OSAMA bin LADEN, YEMEN AND THE USS COLE

In an article in the 26 November 2000 issue of the New York Times, the connection between key government officials of Yemen and Osama bin Laden is looking more and more certain. Allow me to explain. Osama bin Laden is the son of a Yemeni-born Saudi Arabian construction billionaire and in the past has reached out to Yemen for thousands of recruits for his holy war against the then Soviet Union in the war for Afghanistan in the early 1990s. During this time he made close friendships with men now prominent in Sans, the Yemeni capital, including a top army commander, General Ali Mohsen al-Ahmar, the country's most militant Muslim cleric, Abdel Meguid al-Zindani, and a prominent tribal leader, Tariq Nasr al-Fadhli.

There is growing circumstantial evidence of some level of complicity of some of these men in this tragedy. Furthermore, from the day of the bombing, the Yemen government has contrived to deny Western reporters free access in the country, watching where they go and whom they see. The only senior government officials authorized to speak about the Cole bombing have been President Ali Abdullah Saleh and Prime Minister Abdul Karim al-Iryani. The control of information and data is tight and access severely restricted.

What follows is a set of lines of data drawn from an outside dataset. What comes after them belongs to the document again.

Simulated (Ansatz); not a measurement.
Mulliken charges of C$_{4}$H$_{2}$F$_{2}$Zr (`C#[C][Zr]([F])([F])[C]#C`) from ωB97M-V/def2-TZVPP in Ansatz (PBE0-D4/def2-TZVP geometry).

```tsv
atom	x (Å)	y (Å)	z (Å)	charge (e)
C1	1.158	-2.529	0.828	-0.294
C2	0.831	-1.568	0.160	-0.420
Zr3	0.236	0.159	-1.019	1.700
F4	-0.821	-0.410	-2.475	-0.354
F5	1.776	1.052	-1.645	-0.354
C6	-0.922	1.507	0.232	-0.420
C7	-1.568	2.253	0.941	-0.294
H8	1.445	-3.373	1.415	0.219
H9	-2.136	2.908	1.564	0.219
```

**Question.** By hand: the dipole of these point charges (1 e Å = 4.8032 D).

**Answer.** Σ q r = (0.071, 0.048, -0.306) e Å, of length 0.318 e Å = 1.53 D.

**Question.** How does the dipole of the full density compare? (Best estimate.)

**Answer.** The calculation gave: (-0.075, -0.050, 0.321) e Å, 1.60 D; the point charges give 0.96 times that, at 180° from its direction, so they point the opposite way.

If this is true, then we may never know the entire truth about the Cole bombing and the degree to which the government of Yemen and powerful people in Yemeni society supported Osama bin Laden in this bombing. The United States remains the enemy of many in the Middle East and when government gives support to terrorists like bin Laden, there is no real safe place in the Middle East. The United States is the enemy in much of the Middle East and our people, military and civilian, will remain convenient targets. The Middle East is highly unstable, volatile and dangerous. Keep your eyes on this part of the world.